In what is believed to be a first-of-its-kind partnership in the country, the National Tribal Development Association (NTDA) and Holy Cross School have established a permanent endowment fund that will provide scholarships to students of Native American descent.
The NTDA, a non-profit that promotes the economic vitality of Native Americans by setting up cooperative relationships in the private and public sectors, will fund an annual award equal to two full tuitions to be divided equally among incoming or current Holy Cross students who meet the criteria of Native-American lineage. The scholarship program will be overseen by the school’s board of directors.
“We’re hoping this will be an outreach program that will attract students not only from the New Orleans area, but from around the country,” said Charles DiGange, Holy Cross headmaster, at a ceremony recognizing the first of the scholarship’s recipients – sixth graders James Sixkiller, Conner Cheramie and Jack Kelly.

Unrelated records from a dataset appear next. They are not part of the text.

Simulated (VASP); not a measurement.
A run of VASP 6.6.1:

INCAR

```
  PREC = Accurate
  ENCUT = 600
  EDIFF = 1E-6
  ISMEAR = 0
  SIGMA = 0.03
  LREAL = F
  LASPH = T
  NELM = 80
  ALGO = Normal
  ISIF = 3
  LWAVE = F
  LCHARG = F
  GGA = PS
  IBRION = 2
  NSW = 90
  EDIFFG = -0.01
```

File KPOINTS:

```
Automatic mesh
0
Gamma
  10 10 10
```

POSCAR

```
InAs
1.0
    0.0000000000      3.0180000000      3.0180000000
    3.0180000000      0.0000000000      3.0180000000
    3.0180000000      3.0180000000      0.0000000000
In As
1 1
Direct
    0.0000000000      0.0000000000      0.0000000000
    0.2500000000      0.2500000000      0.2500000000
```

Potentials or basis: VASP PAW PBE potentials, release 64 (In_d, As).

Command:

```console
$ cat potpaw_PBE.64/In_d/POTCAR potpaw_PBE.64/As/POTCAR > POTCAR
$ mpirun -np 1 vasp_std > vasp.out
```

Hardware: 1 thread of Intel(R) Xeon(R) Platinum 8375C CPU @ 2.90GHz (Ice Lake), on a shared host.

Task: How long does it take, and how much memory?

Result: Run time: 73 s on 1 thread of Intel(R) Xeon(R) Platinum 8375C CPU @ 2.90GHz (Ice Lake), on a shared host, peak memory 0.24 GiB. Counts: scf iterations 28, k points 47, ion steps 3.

While the three all hail from the New Orleans area, DiGange foresees the opportunity to place Native American students from outside Louisiana within local host families. Upon graduation, these students will return to their local communities with “the best education they could possibly get,” DiGange said.
The funds are being dispensed though a U.S. Department of Treasury program that encourages non-profit institutions to work with for-profit entities and financial institutions to invest in projects of community benefit. Holy Cross came to the attention of the Montana-based NTDA when a local attorney told the group of the school’s remarkable story of rebirth after Hurricane Katrina.
“I can’t imagine a better recipient than Holy Cross,” said Michael Guillot, Holy Cross’ assistant headmaster for institutional advancement, who led NTDA representatives on a campus tour last spring.
“This group was looking to invest in the city of New Orleans in an appropriate project, and we represent the kind of areas (where) the Department of Treasury wants this reinvestment to occur,” Guillot said. “They want institutions to invest in areas where the need and the community benefit is the greatest, and obviously, Holy Cross and the city represent that.”
Guillot brought the news of the partnership to last spring’s meeting of the United South and Eastern Tribes Inc., which drew 26 Native American leaders from the eastern seaboard and southern United States to Marksville, La.
In his presentation on Holy Cross’ 160-year history in New Orleans, Guillot told the group what the school has meant for “generations of young men, not only in the (local) community, but around the world.”
“There was a great deal of interest that for some of their young men, this might be just the place for their children to receive their education,” Guillot said. “Our hope is that over the years, we will develop relationships all around the nation – that young men will come here, stay with host families for any number of years, and benefit from a Holy Cross education. And we would benefit from their presence, their culture and the diversity.”
Guillot said the school’s founder, Blessed Father Basil Moreau, was “quite clear” from the very beginning that his school would serve a diverse population.
In addition to the scholarship fund, the partnership is providing new markets tax credits toward construction of Holy Cross’ new cafeteria, a 7,000-square-foot amenity scheduled for completion in the fall 2012.
“We’re probably one of the few institutions in the United States that has received such an enormous new markets tax credit (funding),” DiGange said, noting that the total amount is nearing $14 million. “People think that FEMA gave us everything (to rebuild after Katrina). They gave us a lot, but a lot came out of Holy Cross’ pocket and a lot came from new markets tax credits.”